5. Volunteer and live in a house with your friends. The fun keeps coming from wall to wall.

6. Go to Gala, and go hungry. That chocolate fountain. The makeshift fondue. This is an event that’s both rare and well done.

7. Play dorm tag. There are few  better ways to keep your hall enemies up at night.

8. Never stop making fart jokes. Any comedic scholar will tell you that they are eternal, relatable and repeatable.

9. Everybody try to take advantage of the Independent Senior Housing Option (ISHO). Did I mention it might come with a cat? You also pay a lot less. ISHO kids have so many more cats and dollars than everyone else.

10. Stop watching so much Netflix and check out some books from the library. There’s one whole wall that’s half-filled with books for pleasure for you to choose from.

11. Explore the town, and not just the restaurants. Pick a direction and go for a stroll off campus. You’ll see a lot of boring houses, but meet some cool people. If you get lost, just commit a small act of vandalism to kick your moral compass into gear and it will guide you home. Bad joke? Let’s end on a good one.

What’s the difference between a cat and a comma? A cat has claws at the ends of its paws, but a comma is a pause at the end of a clause.

Wooster experience exceedingly positive

 

Dan Grantham

As much as my editorship at the Voice has consisted of downtrodden criticisms of the College’s Administration, tongue-in-cheek critiques of Wooster’s Greek community and pessimistic reviews of the Obama Administration, I swear I am really not all doom-and-gloom. Now that I am leaving Wooster, I can say that I have feel that coming here was the best decision I have my thus far in my short life. I never thought I could find such sustained joy, but I found it here. But this of course makes leaving Wooster one of the toughest things I will ever have to do.

Taking stock of my Wooster memories, it still seems hard to believe that I have been here for most of the past four years, including one awful summer. Unlike that summer, most of the time I spent at the College of Wooster was spent working,  laughing, talking, drinking or partying with the type of friends 14-year-old Dan believed to exist only on television. And though I remain shy to a fault, Wooster made me confident in who I am, who I am not, and convinced me that I am actually not such an awful human being after all.

That is because Wooster students are smart, caring, funny and creative people who do not spend their days congratulating themselves for their own greatness. Unlike the angst-ridden, haughty students I have, on occasion, met at other schools like Kenyon or Oberlin, Wooster students have a real sense of the world in which they are in. We think tangibly, pragmatically and equitably. Sure, it’s never that perfect, but it was here that I first found a group of peers I could hold in high esteem and who, more importantly, respected me and my own eccentricities.

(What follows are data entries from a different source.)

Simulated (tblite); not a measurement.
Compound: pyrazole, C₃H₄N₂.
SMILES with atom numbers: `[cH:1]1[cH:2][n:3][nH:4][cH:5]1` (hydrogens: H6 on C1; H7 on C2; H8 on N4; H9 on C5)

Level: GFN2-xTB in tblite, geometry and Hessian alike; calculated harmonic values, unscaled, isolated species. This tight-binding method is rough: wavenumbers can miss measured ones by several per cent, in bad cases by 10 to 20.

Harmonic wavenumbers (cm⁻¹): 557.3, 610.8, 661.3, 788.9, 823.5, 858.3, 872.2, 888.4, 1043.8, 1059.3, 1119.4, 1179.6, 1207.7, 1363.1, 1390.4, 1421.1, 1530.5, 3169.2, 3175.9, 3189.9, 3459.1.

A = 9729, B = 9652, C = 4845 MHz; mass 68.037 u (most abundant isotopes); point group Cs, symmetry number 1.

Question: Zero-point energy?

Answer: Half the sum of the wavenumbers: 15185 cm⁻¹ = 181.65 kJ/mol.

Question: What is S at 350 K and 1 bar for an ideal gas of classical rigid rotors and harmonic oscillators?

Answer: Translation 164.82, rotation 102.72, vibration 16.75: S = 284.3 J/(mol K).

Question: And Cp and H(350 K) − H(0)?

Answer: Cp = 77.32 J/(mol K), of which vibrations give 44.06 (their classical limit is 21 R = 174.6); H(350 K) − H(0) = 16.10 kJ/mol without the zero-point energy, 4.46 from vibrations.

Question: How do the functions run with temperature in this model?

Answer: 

As such, I will miss everything about this place long after I have left — even past the point when my Wooster bill is finally paid off. I will miss the way the four seasons changed the beauty of campus. I will miss walking into Kenarden everyday. I will miss glory edging and singing the wrong lyrics of songs. I will miss going to class and I will miss running out of Flex Dollars before mid-terms. But most of all, I will miss all of you — my friends, my professors, the people who feed me and take care of me. I am leaving Wooster happy I came, but that makes leaving all the more difficult.

Wooster, je t’aime.

Keep Wooster weird

Julie Kendall

Wooster is a weird place. It has always seemed to me as if somebody decided to drop two thousand young and confused individuals on one-square-mile of land as part of some sort of bizarre social experiment in which we are forced to live, work, study and socialize together for four years. We are provided sustenance in the form of quesadillas and coffee, we read academic journals for our daily activity and we venerate a particular day in late March.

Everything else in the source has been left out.